Mr. Robert L. Carter: No, sir.
I don't believe that I can say to the Court that that was the finding.
The Court --
Justice Hugo L. Black: Is that your argument?
Mr. Robert L. Carter: Insofar as the argument that we're presenting, we think that the State has function and operated to this extent that the State has, after the 1955 and in terms of its so-called massive resistance which we program, which we presented in our brief, did amend the tuition grant law, did or permit and allow this operation of the schools on the local basis.
And in fact, it does seem to us, in terms of this, that what has happened is that the State was making it possible in terms of its amendments to its laws for local counties to decide for themselves whether they wanted to abide by the Constitution of the United States.
The State itself, since the school closing law was declared unconstitutional in James v. Bowman, has enacted laws apparently to leave this matter to the local parties.

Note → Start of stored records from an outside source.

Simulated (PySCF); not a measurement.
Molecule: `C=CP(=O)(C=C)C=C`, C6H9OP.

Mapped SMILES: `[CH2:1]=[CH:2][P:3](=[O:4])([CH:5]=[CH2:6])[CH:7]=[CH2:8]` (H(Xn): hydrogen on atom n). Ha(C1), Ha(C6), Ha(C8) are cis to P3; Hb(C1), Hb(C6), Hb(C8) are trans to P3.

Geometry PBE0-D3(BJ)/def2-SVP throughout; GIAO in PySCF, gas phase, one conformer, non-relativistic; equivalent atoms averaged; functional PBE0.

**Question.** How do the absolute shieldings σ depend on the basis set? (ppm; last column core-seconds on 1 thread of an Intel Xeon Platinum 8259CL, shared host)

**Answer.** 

Now we feel that what really is happening in this case is that the Prince Edward County, Prince Edward County has said “We'll close the schools rather than have schools operating and functioning.”
We say to the Court that this cannot be done, that this is the State is operating, the State is functioning and that the State is required to obey and abide by the Constitution, that the schools cannot be closed.
Justice Hugo L. Black: You're arguing now that the -- you're getting that in your first point as I gather, that the Constitution can bill every state in the union to run public schools?
Mr. Robert L. Carter: No, sir.
The Constitution may not -- if the Constitution doesn't compel every state to run public schools, it does compel them to not to abandon public schools in order to defeat the constitutional rights of persons which have been declared by this Court.
Now --
Justice Hugo L. Black: That was on the basis of denial of equal protection of the law.
Mr. Robert L. Carter: On the basis of the denial of equal protection, equal protection of the laws.
It is our view that insofar as the State is concerned, that the State of Virginia, that the people in Prince Edward County, from whatever source the closing of the schools came, that the people in Prince Edward County, the children in Prince Edward County are being denied equal protection of the laws because Virginia is deeply involved in running and operating the school system throughout the study.
Justice Hugo L. Black: I understand that, I understand that.
You're saying that Virginia is involved in carrying out a plan of state action by which certain people are denied the right to go to schools on account of their color.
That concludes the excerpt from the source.